Robust Maneuverability in Flipper-Based Systems Across Complex Terrains

Abstract Sea turtle hatchlings display maneuvering capabilities across diverse aquatic and coastal terrains. While turning behavior is crucial in aquatic environments, it is equally vital for terrestrial locomotion by hatchlings that must quickly navigate obstacle-rich terrain on their way to the sea. This study introduces a robotic prototype that emulates the turning strategies of juvenile sea turtles to optimize turning rate and energy consumption across diverse terrestrial surfaces. The research investigates the rotational displacement capabilities of a bioinspired robot across five distinct gait configurations: one involving all flippers in a unique pattern, and four employing reduced flipper combinations, including front, diagonal, back, and single flippers.
We investigated the robot’s turning capabilities on diverse granular and compliant
media, including four specified rock sizes, a consistent foam platform, and dry sand.

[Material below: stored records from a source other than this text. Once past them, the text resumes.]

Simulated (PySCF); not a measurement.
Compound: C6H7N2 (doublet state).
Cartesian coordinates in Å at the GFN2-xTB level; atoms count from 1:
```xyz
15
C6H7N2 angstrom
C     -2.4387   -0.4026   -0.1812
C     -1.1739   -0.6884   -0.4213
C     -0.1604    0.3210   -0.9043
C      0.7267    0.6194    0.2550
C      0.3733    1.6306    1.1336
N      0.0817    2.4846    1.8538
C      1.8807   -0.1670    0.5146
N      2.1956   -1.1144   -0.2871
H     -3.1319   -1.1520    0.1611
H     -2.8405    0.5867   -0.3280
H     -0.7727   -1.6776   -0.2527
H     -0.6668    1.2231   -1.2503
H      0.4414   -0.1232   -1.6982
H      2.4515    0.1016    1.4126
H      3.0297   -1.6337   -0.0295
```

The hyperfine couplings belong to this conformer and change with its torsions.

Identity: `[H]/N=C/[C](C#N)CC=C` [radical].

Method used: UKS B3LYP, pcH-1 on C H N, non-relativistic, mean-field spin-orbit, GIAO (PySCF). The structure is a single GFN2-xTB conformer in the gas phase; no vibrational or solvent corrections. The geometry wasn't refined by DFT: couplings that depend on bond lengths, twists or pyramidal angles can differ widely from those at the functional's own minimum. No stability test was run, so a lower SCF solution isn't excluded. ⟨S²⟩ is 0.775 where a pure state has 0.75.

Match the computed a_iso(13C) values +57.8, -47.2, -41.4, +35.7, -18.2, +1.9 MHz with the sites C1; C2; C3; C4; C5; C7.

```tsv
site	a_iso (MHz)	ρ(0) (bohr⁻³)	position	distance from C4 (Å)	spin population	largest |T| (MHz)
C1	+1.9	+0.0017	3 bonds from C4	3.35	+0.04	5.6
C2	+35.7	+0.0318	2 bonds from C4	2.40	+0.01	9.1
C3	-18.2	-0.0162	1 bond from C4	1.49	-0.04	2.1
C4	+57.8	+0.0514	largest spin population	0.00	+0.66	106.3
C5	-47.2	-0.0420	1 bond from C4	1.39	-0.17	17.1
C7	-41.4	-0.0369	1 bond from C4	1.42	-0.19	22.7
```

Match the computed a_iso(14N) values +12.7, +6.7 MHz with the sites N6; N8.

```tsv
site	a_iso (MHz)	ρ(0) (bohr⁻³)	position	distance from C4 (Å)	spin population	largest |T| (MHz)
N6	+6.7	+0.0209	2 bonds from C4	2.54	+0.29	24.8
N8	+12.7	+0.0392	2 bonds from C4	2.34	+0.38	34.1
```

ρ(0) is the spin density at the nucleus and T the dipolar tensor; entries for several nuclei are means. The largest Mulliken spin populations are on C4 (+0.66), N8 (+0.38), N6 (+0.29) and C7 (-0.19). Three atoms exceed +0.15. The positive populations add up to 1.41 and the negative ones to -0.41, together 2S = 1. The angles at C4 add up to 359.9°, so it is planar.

Comparative analyses were conducted using rigid and soft flipper designs. Key
locomotion features, including roll, pitch, yaw, and lift height, were quantified for
each configuration. The results reveal significant differences in rotational behavior
across terrains and gait styles, highlighting the interplay between flipper design, gait
strategy, and environmental adaptability. This research advances the understanding
of bioinspired robotics for applications in complex and variable environments.